Central American and Caribbean countries import relatively high quantities of ethanol, normally from Brazil, although little is destined for domestic consumption. These countries reprocess the product, usually converting hydrated ethanol into anhydrous ethanol and then exporting it to the U.S. Not only is value added to the product through dehydration, but the stopover and further processing means the ethanol being exported to the U.S. avoids the 2.5 percent duty and 54 cent-per-gallon tariff on Brazilian ethanol, thanks to the trade agreements and benefits granted by the Caribbean Basin Initiative and the Central American Free Trade Agreement. The CBI limits the total amount of ethanol allowed to be exported to the U.S. to just 7 percent of the previous year's entire domestic consumption. To date, all CAFTA nations combined with CBI countries have not come even remotely close to meeting this gap. Nevertheless the percentage of U.S. imports from CBI and CAFTA nations have rapidly increased in recent years (see Figure 1).

Ethanol is readily produced through fermentation yielding a dilute aqueous solution of ethanol, normally 8 to 10 percent by weight. Further concentration of the ethanol by traditional distillation processes produces an azeotrope containing about 5 percent water by weight. Azeotropes are a mixture of two or more liquids that cannot easily be separated by distillation. To prevent phase separation during storage, ethanol-blended gasoline should contain at most only small amounts of water, generally 1 percent or less by volume. Thus, ethanol used in the U.S. for blending must be substantially anhydrous.
The energy requirement for final azeotropic distillation to achieve anhydrous ethanol is very high, and various means for a more energy-efficient dehydration process have been reported. Most current ethanol dehydration facilities rely on hydrophilic zeolite molecular sieves. Zeolites can be both size- and sorption-selective for water, thereby achieving a high selectivity for water, particularly 3A zeolites that exclude ethanol but not water.

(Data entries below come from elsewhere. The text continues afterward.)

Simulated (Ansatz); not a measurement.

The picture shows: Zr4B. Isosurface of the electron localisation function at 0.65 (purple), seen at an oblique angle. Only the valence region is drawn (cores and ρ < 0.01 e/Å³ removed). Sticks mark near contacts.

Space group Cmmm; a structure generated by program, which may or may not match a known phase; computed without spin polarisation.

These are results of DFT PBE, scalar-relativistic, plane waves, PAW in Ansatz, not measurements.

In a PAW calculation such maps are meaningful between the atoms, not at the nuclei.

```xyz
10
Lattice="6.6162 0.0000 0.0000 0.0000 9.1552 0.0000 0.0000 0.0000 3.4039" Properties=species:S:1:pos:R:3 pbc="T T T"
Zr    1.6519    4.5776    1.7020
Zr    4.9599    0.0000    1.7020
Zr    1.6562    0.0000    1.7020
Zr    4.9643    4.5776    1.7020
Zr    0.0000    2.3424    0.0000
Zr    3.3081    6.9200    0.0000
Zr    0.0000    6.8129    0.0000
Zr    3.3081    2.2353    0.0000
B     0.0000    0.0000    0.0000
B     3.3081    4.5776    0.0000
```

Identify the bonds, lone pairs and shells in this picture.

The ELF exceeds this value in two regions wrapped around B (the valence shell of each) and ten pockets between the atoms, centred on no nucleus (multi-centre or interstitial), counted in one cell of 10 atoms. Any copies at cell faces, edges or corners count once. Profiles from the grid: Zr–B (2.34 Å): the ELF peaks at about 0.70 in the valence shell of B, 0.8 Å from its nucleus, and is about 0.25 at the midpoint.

Cooling Water System Issues
Debottlenecking improves profitability if one is aware of specific issues and targets the right improvements. In many projects the cooling water system is the production-limiting factor. A number of design options for debottlenecking cooling water systems are outlined below. Picking the best alternative is not a trivial task.

Upgrade cooling tower capacity: The obvious way that comes to everyone's mind for improving the heat load removal in a process is to upgrade the cooling tower (CT). This can be made by installing a new tower cell or by replacing the entire tower with a new one with higher capacity and/or efficiency.

Improve cooling tower maintenance procedures: Proper maintenance and operating procedures may increase CT performance without major capital expenditures. The performance of the CT depends not only on maintaining the proper water/air ratio, but it is also based on the assumption that the water and air are thoroughly mixed and properly distributed, the most significant factors affecting the thermal performance of the CT.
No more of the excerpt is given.